The camera with a rightful place in the hearts of Fujifilm fans and a cemented place in medium format history has been allegedly discontinued. While it's understandable given recent announcements, many of us are sad all the same.
I was in Tokyo for Fujikina for the official announcement of the highly anticipated Fujifilm GFX 100. While I'd asked for a pre-production version to take with me on the trip to review, I knew that wasn't going to be possible. I mentioned to Fuji that I'm typically a Sony shooter and it seems a bit odd to turn up with only Sony equipment. They offered me a loan of the Fujifilm GFX 50R and a couple of lenses, which I gratefully accepted.
When it arrived, a few days before my trip, I opened it and genuinely belly laughed. I put it on the table next to my Sony and took a picture and sent it to my fellow editor here, Alex. I asked him if he'd ever held the 50R before because it was the biggest, heaviest, most uncouth modern camera I'd ever seen. I couldn't believe it. With a lens on the front, it was a workout. Then I used it. It won me over almost instantly and I loved it so much I ended up buying one the year after. It was generally well-received as an affordable portal to medium format, so why might it have been discontinued?
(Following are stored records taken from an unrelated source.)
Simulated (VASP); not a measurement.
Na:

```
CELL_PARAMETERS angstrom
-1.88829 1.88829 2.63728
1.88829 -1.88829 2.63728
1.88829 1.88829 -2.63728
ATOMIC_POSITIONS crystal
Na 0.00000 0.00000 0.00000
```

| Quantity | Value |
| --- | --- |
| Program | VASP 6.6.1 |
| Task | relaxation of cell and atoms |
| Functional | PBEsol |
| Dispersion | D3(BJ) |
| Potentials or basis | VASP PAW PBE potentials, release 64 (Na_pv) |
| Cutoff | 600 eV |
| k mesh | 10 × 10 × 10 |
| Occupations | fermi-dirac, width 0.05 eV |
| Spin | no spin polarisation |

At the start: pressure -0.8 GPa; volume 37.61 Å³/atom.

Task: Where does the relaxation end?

I believe the primary motivator would have been the announcement of the GFX 50S II. For $500 less than the 50R's RRP, you are getting a medium format Fujifilm body that is an upgrade in, for all intents and purposes, every conceivable way. Still, a pang of sadness ran through me when I saw this rumor. Not because I have a 50R, but because it's a camera that reignited a slightly waning love for photography.